KCBO

Introducing a new Bayesian Data Analysis Toolkit

KCBO is a toolkit for anyone who wants to do Bayesian data analysis without worrying about all the implementation details for a certain test.

Currently KCBO is very much alpha/pre-alpha software and only implements a three tests. Here is a list of future objectives for the project.

Installation

KCBO is available through PyPI and on Github here. The following commands will install KCBO:

From PyPI:

pip install kcbo

From Source:

git clone https://github.com/HHammond/kcbo
cd kcbo
python setup.py sdist install

If any of this fails, you may need to install numpy (pip install numpy) in order to install some dependencies of KCBO, then retry installing it.

Usage

There are currently three tests implemented in the KCBO library:

  • Lognormal-Difference of medians: used to compare medians of log-normal distributed data with the same variance.

  • Bayesian t-Test: an implementation of Kruschke's t-Test.

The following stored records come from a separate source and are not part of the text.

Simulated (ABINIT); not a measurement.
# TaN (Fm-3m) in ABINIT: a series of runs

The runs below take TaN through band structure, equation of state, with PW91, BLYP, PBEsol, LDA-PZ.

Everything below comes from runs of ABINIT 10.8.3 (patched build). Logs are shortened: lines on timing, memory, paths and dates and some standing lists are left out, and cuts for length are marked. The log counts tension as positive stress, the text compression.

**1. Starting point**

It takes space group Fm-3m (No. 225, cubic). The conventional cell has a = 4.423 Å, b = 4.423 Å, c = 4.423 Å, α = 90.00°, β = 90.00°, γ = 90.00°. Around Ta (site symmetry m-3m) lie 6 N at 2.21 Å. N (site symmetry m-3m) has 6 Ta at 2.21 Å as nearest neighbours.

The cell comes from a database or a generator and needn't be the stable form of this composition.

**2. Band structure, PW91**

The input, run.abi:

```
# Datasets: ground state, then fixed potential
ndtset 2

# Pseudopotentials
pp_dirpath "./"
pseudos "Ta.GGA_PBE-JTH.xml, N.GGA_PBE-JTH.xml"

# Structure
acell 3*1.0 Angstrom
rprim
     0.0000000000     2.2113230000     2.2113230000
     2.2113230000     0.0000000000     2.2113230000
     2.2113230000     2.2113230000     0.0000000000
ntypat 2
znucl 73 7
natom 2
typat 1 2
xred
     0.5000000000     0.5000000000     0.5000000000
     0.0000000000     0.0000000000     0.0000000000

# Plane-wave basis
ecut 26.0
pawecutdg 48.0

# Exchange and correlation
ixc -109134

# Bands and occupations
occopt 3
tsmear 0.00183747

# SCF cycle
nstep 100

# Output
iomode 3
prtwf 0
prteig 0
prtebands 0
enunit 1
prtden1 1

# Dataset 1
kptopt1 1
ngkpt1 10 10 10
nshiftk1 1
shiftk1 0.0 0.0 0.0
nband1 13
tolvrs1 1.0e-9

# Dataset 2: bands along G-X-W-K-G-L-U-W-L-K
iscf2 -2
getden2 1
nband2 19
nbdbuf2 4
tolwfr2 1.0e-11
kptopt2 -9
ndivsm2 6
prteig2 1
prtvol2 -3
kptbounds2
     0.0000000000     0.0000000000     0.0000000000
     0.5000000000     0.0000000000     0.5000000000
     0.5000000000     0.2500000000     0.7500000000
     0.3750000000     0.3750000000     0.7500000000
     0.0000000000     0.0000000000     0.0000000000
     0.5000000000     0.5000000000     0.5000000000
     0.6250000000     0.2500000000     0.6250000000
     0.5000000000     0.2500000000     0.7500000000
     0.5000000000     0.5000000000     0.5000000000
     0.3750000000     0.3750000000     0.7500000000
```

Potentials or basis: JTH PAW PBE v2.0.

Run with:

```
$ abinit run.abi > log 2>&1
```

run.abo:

  • Conversion Test: test of conversion to success using the Beta-Binomial model. Popular in A/B testing and estimation.

Examples:


In [1]:
from kcbo import lognormal_comparison_test, t_test, conversion_test

In [2]:
import pandas as pd
import numpy as np
from matplotlib import pyplot as plt
import seaborn as sns
%matplotlib inline

Lognormal-Difference of Medians test

Note: Because this test uses an MC simulation on the lognormal distribution conjugate prior, it assumes that both distributions have the same variance.


In [3]:
# Generate some data
g1d = np.random.lognormal(mean=3, sigma=1, size=10000)
g1l = ['A'] * g1d.shape[0]
g2d = np.random.lognormal(mean=3.03, sigma=1, size=10000)
g2l = ['B'] * g2d.shape[0]

g1 = pd.DataFrame(data=g1d, columns=['value'])
g1['group'] = g1l
g2 = pd.DataFrame(data=g2d, columns=['value'])
g2['group'] = g2l

lognormal_data = pd.concat([g1, g2])

In [4]:
summary, data = lognormal_comparison_test(lognormal_data, samples=100000)

In [5]:
print summary


                        Lognormal Median Comparison Test                        

Groups: A, B

Estimates:

| Group   |   Median |   95% CI Lower |   95% CI Upper |      Mu |   95% CI Lower |   95% CI Upper |
|:--------|---------:|---------------:|---------------:|--------:|---------------:|---------------:|
| A       |  19.7915 |        19.3976 |        20.1921 | 2.9852  |        2.96515 |        3.00529 |
| B       |  20.3804 |        19.9753 |        20.7924 | 3.01452 |        2.9945  |        3.03459 |

Comparisions:

| Hypothesis   |   Difference of Medians |   P.Value |   95% CI Lower |   95% CI Upper |
|:-------------|------------------------:|----------:|---------------:|---------------:|
| A < B        |                 0.58924 |   0.97753 |      0.0129132 |        1.15935 |


In [6]:
A,B = data['A']['median'], data['B']['median']
diff = data[('A','B')]['diff_medians']

f, axes = plt.subplots(1,2, figsize=(12, 7))
sns.set(style="white", palette="muted")
sns.despine(left=True)

sns.distplot(A, ax=axes[0], label='Median Estimate Density for A')
sns.distplot(B, ax=axes[0], label='Median Estimate Density for B')
sns.distplot(diff, ax=axes[1], label='Difference of Densities (B-A)')

axes[0].legend()
axes[1].legend()

plt.show()


Bayesian t-Test

Kruschke's implementation of the Bayesian t-Test. Since the implementation of this test uses PyMC2 and HMCMC it can take a while for the sampler to converge.


In [7]:
n1,n2 = (140,200)

group1 = np.random.normal(15,2,n1)
group2 = np.random.normal(15.7,2,n2)

A = zip(['A']*n1, group1)
B = zip(['B']*n2, group2)

df = pd.concat([pd.DataFrame(A), pd.DataFrame(B)])
df.columns = 'group','value'
df.head()


Out[7]:
group value
0 A 12.755334
1 A 17.371657
2 A 15.678301
3 A 13.358686
4 A 10.424609

In [8]:
description, data = t_test(df,groupcol='group',valuecol='value',  samples=60000, progress_bar=True)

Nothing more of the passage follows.